JUST sneaking in under the Cream-Era radar courtesy of initial incarnation as round-the-clock provider of actual genuine ‘talk’, much of it provided by unusually ‘talk’-friendly roster that included Terry Christian, Tommy Boyd, Anna Raeburn, Dale Winton, Samantha Meah, Simon Bates (at last unencumbered by having to fit those pesky ‘records’ into his rants) and Jeremy Beadle, reviving his revered LBC days with a show that involved a demented jingle that rhymed ‘disagreeable’ with ‘Beadle’, and a phone-in quiz about falling down a hole or something. Commercial ownership meant that before long tampering was on the agenda, and it duly mutated into TalkSport, like some nightmarish radio-personification of the 1978 Scoop Sports Annual.
Talk Radio UK
1995 to date to http://www.tvcream.co.uk/?to2


Also worth pointing out is that TRUK took up the old ‘meejum-wave’ freqs of Radio 1 – though I’m of the FM generation myself, much of the TVC-endorsed chicanery of the pre-1FM era dallied across 1053 and 1089…

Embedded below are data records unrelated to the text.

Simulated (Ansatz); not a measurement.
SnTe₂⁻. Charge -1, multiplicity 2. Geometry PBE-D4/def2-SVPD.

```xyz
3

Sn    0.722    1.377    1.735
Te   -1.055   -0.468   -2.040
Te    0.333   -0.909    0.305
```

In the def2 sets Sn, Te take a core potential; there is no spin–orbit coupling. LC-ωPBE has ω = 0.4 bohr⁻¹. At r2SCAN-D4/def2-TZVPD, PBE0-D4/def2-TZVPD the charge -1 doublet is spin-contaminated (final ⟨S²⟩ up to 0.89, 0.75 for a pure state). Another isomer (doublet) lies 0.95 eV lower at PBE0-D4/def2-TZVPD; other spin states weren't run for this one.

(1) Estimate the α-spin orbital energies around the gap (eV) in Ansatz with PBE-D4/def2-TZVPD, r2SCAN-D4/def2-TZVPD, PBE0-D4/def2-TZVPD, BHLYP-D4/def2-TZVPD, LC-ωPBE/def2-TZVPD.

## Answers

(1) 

The thing that sticks in my head about the launch of Talk Radio is the test transmissions, which featured the presenters talking about themselves (“Vanessa Feltz, Sundays 10 till one!”), which were subsequently parodied by Kevin Greening on Radio One (“The Shah Of Iran, Saturdays one till three!”) which struck me as possibly the most obscure parody of all time.
The most memorable on-air barney I ever heard was when a very well-refreshed Arthur Smith was a guest on the ‘Caesar the Geezer’ show and proceeded to wind him up something rotten. Callers joined in and it all got a bit too gruesome for comfort, with a female victim of racism bursting into tears on the phone and Smithy accusing Caesar of being “such an arsehole”. After the news break, the titular ‘Geezer’ grumbled “I am very angry…very, very angry…I am so cross, I just can’t tell you how angry I am. I had a studio guest who was drunk out of his mind…”
Steve Wright was on in it’s early days, after leaving Radio 1 because the playlists were too restrictive.
The early TV & print ads featured a talking kettle mascot, along with the slogan “Let Off Steam With Talk Radio”.
Anyone remember that surreal five minute soap that appeared twice a day, The Bradshaws, that was set in Manchester? Also in the late nineties Talk Radio was where it was at with presenters like Peter Deeley, Nick Abbott and Mike Dickin.
Now sadly turned into a laddish, football talk station that has all the appeal of a dead dog to football haters like me. Why couldn’t they have kept the original, excellent format?
The Bradshaws was a staple Picadilly Key 103 for years, I was thinking about it only the other day.